Why I watch porn even in a relationship:

1. I'm horny and need a release
2. It is unfeasible to get sex from my partner because logistics, she's not in the mood, etc.
3. I can't get myself off without getting sore with out porn.
4. I don't want to get sore so I watch porn to get that more efficient release, and also porn gives me a third person view of sex that I would never be able to experience in reality.


----------



## Enfpleasantly (Mar 5, 2012)

Hruberen said:


> Why I watch porn even in a relationship:
> 
> 1. I'm horny and need a release
> 2. It is unfeasible to get sex from my partner because logistics, she's not in the mood, etc.
> ...


I read this and then your signature, so I have to ask....did you pass the September no fap challenge?


----------



## niss (Apr 25, 2010)

lv1987 said:


> I really need some advice on how I should approach what I found on my boyfriend's iPod. I'm 5 months pregnant with our son and we had been looking at nursery ideas using his iPod a few days ago. We never closed out the page so this morning I went to go look at them, but accidentally hit mail instead of internet. Up popped this open email from a porn website of which he is apparently a member. I checked iPod and he hadn't looked at anything using that device, but did clear out the history on his Kindle Fire last night which now makes me suspicious. I've talked to him before about how I don't like it when he looks at porn and how it makes me not want to have sex with him because all I can think about is who he is imagining is in bed with him and I'm completely turned off.
> 
> Basically I can't stay with him if he keeps looking at porn because I know that throughout the years I'll probably find more and more and my anger and resentment will just build till I finally can't stand him anymore and one of us leaves. If I wasn't pregnant I would just leave already, but I feel that I'm obligated to stay and try to work things out for our baby. But I also feel that it would be unfair to stay if this keeps happening because then our child will have to go through breakup. As an ISFJ I have a really hard time being confrontational. I just need some advice on how I should approach this without making my ISTJ boyfriend feel like I'm threatening him but also put it in a way where he understands where I'm coming from.

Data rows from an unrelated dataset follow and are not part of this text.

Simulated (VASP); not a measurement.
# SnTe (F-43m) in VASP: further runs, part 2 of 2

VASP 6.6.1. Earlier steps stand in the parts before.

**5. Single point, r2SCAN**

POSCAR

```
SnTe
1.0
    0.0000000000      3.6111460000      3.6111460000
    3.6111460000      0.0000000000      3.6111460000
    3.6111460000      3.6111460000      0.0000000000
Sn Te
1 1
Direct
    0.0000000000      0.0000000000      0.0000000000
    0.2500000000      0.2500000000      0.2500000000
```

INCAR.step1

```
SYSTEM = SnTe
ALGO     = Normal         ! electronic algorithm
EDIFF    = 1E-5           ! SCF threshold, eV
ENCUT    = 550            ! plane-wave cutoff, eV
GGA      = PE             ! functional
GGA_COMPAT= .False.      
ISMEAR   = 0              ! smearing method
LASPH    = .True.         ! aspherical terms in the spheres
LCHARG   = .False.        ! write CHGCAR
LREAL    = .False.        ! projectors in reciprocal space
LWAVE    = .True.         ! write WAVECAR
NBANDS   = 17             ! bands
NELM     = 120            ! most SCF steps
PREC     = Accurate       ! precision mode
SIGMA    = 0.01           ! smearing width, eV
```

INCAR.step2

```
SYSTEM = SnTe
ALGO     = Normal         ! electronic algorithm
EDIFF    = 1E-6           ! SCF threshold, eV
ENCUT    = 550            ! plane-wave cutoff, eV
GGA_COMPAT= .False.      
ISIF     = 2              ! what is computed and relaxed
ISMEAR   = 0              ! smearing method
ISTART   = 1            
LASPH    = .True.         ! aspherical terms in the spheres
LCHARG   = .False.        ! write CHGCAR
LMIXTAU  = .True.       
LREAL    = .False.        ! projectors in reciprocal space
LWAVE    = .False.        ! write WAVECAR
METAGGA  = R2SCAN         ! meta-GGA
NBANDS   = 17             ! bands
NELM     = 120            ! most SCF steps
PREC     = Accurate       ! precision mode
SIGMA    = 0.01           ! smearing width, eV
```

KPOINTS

I'm sorry for your pain - you are really in a tough situation.

Yes, you are right to be concerned and to require accountability from your partner. Real transparency is key if this relationship is to work. That and counseling. Individual and couple counseling. 

If a man promises that he will stop looking at porn, but then goes back and views it again, there are real emotional problems that he needs to deal with, as he is not being honest with himself (lacking in personal integrity) which means that he cannot be honest with you.

It is very likely that the two of you have not delved into this issue as deeply as you will have to, if you are to ultimately put this behind you, but it is a very complex issue. And it is not just porn related (as @SlowPoke68 referenced), but can make itself known through various behaviors - most not sexual at all. 

Your real issue is likely fear of intimacy. Chances are that both of you are struggling in this area and that it manifests itself in different ways. For most porn users, they are addicted to the chemical high that masturbation provides - not porn. Assuming addiction, it's pretty easy to tell if you are addicted to porn as opposed to masturbation: Masturbation addicts stop viewing porn once climax is achieved, while porn addicts view porn just for the sake of the porn.

There are several problems related to the use of porn and it gets worse as time and use develops. You need to educate yourself about what is going on in your bf's brain when he is using porn and masturbation as an escape.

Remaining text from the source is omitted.